High value activities are the activities that produce your most important outcomes. These activities produce the results you are measured on, and they are the difference between success and failure.
Low value activities produce outcomes that, while still necessary, aren’t nearly as important. They don’t have any real impact on your success.
High Value Activities and Outcomes
The high value activities for salespeople include prospecting, nurturing dream clients, making sales calls, keeping their follow up commitments, and taking care of their existing client relationships. These high value activities produce the outcomes of opening relationships, developing opportunities, executing the sales process, winning deals, and owning the outcomes that they have sold their clients.
These high value activities must dominate your calendar. If they don’t, you won’t produce the outcomes that you need.
Low Value Activities and Outcomes
Low value activities are still important. But they don’t produce the sales outcomes you need. These activities include most of your email, most of your voicemails, much of your paperwork, updating your sales force automation, most of the RFPs you receive, some of your meetings, and some of your client calls.
These low value activities feel like work, but they aren’t really the work that produces the outcomes you need. In all likelihood, you are using these low value activities to avoid the activities that you most need to do.
That email doesn’t really require a response, at least not during your sacred sales time. That voicemail isn’t in any way urgent; it can wait. You can do your paper work between 4:30 and 5:00 PM (or at home, if you are a hustler). The only reason you are responding to the RFP is because you don’t have a solid pipeline.
You can’t allow your low value activities to crowd out your high value activities. In fact, you need to use your calendar to ensure that your high value activities crowd out your low value activities. By committing to your highest value activities, you ensure that your time and energy is invested where it provides the greatest returns. This simple change of focus will dramatically change your sales results for the better.

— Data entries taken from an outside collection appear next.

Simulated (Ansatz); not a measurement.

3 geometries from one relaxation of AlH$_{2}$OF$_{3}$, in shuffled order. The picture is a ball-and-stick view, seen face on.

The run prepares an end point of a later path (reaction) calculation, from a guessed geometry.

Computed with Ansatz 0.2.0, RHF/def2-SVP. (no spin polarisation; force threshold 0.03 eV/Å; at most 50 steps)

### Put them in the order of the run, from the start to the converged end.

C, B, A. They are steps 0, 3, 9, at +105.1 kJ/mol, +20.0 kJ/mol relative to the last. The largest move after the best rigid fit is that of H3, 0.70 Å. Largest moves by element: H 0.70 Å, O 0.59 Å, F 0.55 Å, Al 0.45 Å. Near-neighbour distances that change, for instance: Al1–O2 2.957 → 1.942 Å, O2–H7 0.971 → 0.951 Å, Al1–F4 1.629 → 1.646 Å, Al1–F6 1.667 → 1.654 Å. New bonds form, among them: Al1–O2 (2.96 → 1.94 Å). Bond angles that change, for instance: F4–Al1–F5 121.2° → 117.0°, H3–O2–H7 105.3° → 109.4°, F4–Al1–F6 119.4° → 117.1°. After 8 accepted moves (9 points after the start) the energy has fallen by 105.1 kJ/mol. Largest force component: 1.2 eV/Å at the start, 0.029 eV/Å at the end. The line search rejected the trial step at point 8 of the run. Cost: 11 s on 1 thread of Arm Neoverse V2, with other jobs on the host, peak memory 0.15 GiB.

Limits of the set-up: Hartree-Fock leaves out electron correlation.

Invest your time in high value sales activities. Squeeze out just enough time for your low value activities. If you have to barely get some of your work done, don’t let that work be the work that really produces the results that you need.
Questions
What are the highest value activities for you as a salesperson?
What outcomes do the high value activities produce?
What are the low value activities for you as a salesperson?
What outcomes do these low value activities produce?
How do you ensure that the highest value activities dominate your calendar and command your time and attention?
How do you minimize the time you spend on low value activities?